It is a truth universally acknowledged that Colin Firth is the perfect Mr. Darcy. No one knows this better than Jane Hayes, a thirtysomething New Yorker who has given up on men after a string of disappointing boyfriends. It seems that real men just can’t live up to that ideal brooding handsome romantic figure of Mr. Darcy, from Jane Austen’s Pride and Prejudice (specifically, Mr. Darcy of the awesome BBC miniseries). Jane’s elderly great-aunt sees Jane’s obsession and leaves her an unusual gift in her will: a three week vacation in Pembrook Park. This, it turns out, is an estate in England where women go to live the Regency fantasy. For three weeks Jane will dress and act as if it is 1816. Things seem set up to provide her with a romance as well, but she hopes to leave the experience cured of her Mr. Darcy fixation and not succumb to any romantic feelings. And thus begins the most surreal experience of Jane’s life. She is actually living a Regency romance! She is known as Miss Erstwhile, passes her days with embroidery and strolls, wears a corset, eats weird foods, and tries her best to speak as if she is a Jane Austen character. It’s all very weird and trying as she finds herself somewhat repelled by the fantasy/reality, while at the same time giddy about the prospect of a ball and intrigued by Mr. Nobely.
I absolutely loved this book. What an unexpected treasure to have found. I did not know it was coming out, hadn’t heard any hype about it, just happened across it at the bookstore. What drew me in (besides the lovely title and cover) was the author–Shannon Hale is a ya author who’s written a few of my favorite fantasy-fairy tale type books (The Goose Girl, Enna Burning). This is her first adult novel, and while nothing like her previous books I’d so enjoyed, a winner.

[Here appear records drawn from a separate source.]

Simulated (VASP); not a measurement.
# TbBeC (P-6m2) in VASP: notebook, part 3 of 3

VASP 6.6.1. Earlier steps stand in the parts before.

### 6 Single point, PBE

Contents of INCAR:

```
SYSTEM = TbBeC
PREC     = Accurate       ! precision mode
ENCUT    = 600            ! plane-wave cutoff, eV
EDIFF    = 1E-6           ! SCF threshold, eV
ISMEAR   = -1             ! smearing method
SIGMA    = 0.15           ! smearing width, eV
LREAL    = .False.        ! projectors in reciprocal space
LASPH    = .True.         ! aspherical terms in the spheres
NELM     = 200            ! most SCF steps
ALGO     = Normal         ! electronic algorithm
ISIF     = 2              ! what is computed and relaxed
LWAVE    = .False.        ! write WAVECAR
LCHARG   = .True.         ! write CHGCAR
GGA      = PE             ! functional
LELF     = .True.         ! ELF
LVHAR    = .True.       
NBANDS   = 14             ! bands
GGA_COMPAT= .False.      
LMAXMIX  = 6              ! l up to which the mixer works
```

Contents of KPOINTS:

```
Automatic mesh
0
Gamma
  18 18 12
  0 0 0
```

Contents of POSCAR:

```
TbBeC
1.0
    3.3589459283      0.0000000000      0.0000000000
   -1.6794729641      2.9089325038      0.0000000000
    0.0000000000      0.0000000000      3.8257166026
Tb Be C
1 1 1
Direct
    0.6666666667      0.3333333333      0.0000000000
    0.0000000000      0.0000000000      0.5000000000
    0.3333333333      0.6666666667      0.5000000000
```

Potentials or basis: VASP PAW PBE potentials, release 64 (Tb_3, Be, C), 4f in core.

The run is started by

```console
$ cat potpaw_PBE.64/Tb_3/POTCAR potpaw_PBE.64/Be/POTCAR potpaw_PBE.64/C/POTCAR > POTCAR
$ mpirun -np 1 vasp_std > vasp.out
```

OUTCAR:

A must read for Jane Austen and/or Regency romance romance fans. I doubt there is a Regency reader who hasn’t daydreamed about living in that world and here Jane actually gets to experience it!
Check out Shannon Hale’s website and her amusing inclusion of a letter she sent to Colin Firth.
Aug. 12 Update: I saw Becoming Jane Austen last night, which was just delightful. I thought it did a wonderful job of showing that it was really sucky how you couldn’t just go out and get a job to earn a living–man or woman. That most people were dependent on profitable and sensible marriages, that your welfare could be entirely in the hands of one person, that one could easily be ruined by mildly unconventional or thoughtless behavior. I think we (like Jane in Austenland) tend to romanticize Jane and the time period in our heads, but in fact we are most likely better off living now. The scenery and costumes were gorgeous, and it was romantic, but I thought it was a good dose of likely reality too.